Last light, Stone Steps © Robert Sommers 2023

Monday, May 17, 2021

Fin whales to falcons

After working pretty hard for over a month getting ready for the auction, my auction handler in Pennsylvania, Becky, suggested I take some needed down time before jumping back in this week. 

I was working myself into a tizzy.

So I have basically chilled this week.  Tightened a few little things up but mostly left it alone, the learning curve starts again this Wednesday and I will go back to hitting the books.

Yesterday Leslie and I went out whale watching. I decided not to bring a long lens, just to enjoy myself and not worry about photography. 

The weather was cool the wind was brisk, the waves were choppy. But it turned out to be an epic day. Bad weather or not, we were going to have a good time.

First we ran into a team of common dolphins. 

Not a huge pod but they had fun leading our boat around for a while.

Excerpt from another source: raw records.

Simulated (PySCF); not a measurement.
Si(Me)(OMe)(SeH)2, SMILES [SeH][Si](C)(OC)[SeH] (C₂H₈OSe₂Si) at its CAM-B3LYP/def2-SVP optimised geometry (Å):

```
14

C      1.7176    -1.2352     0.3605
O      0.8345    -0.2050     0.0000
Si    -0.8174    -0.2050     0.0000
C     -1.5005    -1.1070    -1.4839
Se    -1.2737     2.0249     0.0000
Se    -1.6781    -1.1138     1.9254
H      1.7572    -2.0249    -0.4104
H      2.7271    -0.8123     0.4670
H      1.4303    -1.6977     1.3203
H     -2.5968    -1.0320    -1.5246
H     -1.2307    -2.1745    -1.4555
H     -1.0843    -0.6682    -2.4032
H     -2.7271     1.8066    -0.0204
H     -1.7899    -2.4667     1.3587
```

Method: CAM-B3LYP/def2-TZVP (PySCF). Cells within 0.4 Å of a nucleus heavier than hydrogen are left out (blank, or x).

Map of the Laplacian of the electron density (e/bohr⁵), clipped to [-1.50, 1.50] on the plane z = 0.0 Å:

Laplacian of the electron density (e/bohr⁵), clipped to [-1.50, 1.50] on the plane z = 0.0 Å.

Then we got into a large pod of fin whales, five I believe to be exact and they spent an hour or so doing large and small circles around the boat. These baleen whales are the second largest in the world after blues, they run about 85 feet long.

One of the fin whales did something the captain (and obviously we) had never seen before, she jumped out of the water and did a horizontal barrel roll. Of course I didn't have a camera ready but I did see it and it was perfectly fine too.

Captain Chris said that Leslie and I were good luck, last time out he saw humpbacks horizontally lunging into a bait ball twice, and he had only seen that once before in his life. We certainly feel lucky, it was very cool.

At several points the whales were about twenty to twenty five feet away from the boat. It was a nice day. 

No epic shots unfortunately but as they say, sometimes you have to be there.

Afterwards we shared a sourdough bread bowl of chowder and brought some sushi grade ahi to take home.


Today the adventure continued with Ken. 

I picked him up at Panera in Escondido and after coffee we drove down to Torrey Pines Reserve to see if there was a baby peregrine falcon around anywhere. 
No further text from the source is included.